Date Me or F*ck You!

It’s just that simple.

I’m so exhausted with this dating bullshit I’ve been experiencing this past year. Is dating nonexistent? A few weeks back I met a nice guy at a birthday gathering. He gave me the full run down of his educational and employment background – boasting about working for President Obama and being a praise dancer at church. Ok, he seems well rounded. I went on to tell him a little about myself and we proceeded to hit the dance floor. We spent a good 15 minutes dancing with each other and went our separate ways to mingle with the other partygoers. We exchanged numbers before exiting the party and that’s when he hit me with the one-two punch, “Can I come back to Brooklyn with you?” I was so disappointed and would have given him a little credit if he were drunk. Unfortunately he wasn’t. My response, “You haven’t swipe your credit card enough.”

I’ve dabbled in quite a few different types of men – rich, broke, dumb, butt ugly, and fine. I miss the guys that used to smother me with attention and affection. I even appreciate the cheating, stand-up guy who went out his way to please both me and the other girl. But what the hell is going on with men today? A dip boo buddy friend once told me that he prefers to be pursued by women. He prefers women to take the initiate and request dates. It’s the “millennium.”  I was so angry listening to that bullshit but couldn’t offer a comeback. That’s the laziest shit I’ve ever heard and any man that has that mentality should be shot. The sad reality is that there is a ton of women willing to step up to the plate and take ALL leads just to be with a man.
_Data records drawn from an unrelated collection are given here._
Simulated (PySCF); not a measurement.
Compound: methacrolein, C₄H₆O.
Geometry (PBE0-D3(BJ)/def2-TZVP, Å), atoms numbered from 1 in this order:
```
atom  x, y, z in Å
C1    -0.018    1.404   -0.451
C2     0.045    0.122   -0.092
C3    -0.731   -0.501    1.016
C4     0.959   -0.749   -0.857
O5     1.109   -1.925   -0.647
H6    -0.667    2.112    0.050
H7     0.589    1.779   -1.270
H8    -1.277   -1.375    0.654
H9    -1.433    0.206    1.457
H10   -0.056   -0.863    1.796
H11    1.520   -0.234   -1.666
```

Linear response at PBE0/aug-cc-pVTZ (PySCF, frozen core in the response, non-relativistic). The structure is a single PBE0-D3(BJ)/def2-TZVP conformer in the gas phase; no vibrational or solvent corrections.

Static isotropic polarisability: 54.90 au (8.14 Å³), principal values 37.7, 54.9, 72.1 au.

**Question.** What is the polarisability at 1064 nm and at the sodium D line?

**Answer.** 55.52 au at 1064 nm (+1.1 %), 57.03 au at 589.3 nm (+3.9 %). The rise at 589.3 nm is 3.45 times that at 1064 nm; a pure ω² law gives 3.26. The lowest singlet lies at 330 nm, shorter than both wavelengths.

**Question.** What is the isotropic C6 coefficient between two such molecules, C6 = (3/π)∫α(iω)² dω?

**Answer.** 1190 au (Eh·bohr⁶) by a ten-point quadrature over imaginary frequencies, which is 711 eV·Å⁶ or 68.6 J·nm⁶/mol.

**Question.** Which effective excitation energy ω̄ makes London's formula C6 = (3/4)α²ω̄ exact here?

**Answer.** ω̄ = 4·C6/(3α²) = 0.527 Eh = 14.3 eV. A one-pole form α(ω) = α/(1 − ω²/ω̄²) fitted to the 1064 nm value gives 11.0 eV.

Maybe I missed the memo but whatever happened to dating…like real dating. Like going OUT and not making it a movie night at the crib on the 1st date. Putting thought into restaurant selections and taking note of that fact that I’ve never been to MoMA.  Should I convince myself that because a nice, decent man is a rarity that I shouldn’t expect anything more than his presence? The problem is, with dating, is that there’s an overwhelming number of bad apples in the bunch. Picking and choosing can be tedious, discouraging and time consuming.  I remember dating a guy who strategically planned dates with me every week for a month, so that by the end of the month his request for sex would be justified. He flat out said,

“I’ve done what I need to do. We’ve been dating every week. Do you want to have sex?”

How lame.

Once we’re privy to meeting a guy that wants to spend time before hitting the sheets, we might have to deal with a cast of characters: Clingy Christopher, Psycho Paul, Musky Balls Mike, and Stalker Sam. I’m not saying that dating a decent guy is impossible, but given the landscape (specifically New York City) dating has become a thorn in the ass. Men have women at their disposal. Women are very well aware of this and often times will do (or allow) anything for companionship or a man. I love black men but I’m starting to think that I should jump on the bandwagon and date outside the race. Sigh

Another issue that grinds my gears is the dynamics of dating. The dating game and rules has become extremely complicate as the decades progress. There’s no need to get to know a person when there’s Google and Facebook. Text messaging, instant messaging and Skype has destroyed the beauty in late night telephone calls. Maybe it’s the hopeless romantic, spoiled brat in me, but I want to be wooed – not poked on Facebook. I had more fun dating in high school than as a 26 year old woman. I miss the days of dates that ended with him nervous wondering if he should ask for a kiss. Now I have to practically fake a heavy period, just to avoid him demanding to come to my apartment to chill.

I’m looking forward to marriage because this dating thing isn’t for me.

What are your issues with dating? Any dating horror stories? What are your thoughts on interracial dating? Check out this article featured on Essence.com “6 Fabulous Reason to Date More Than One Man at a Time.”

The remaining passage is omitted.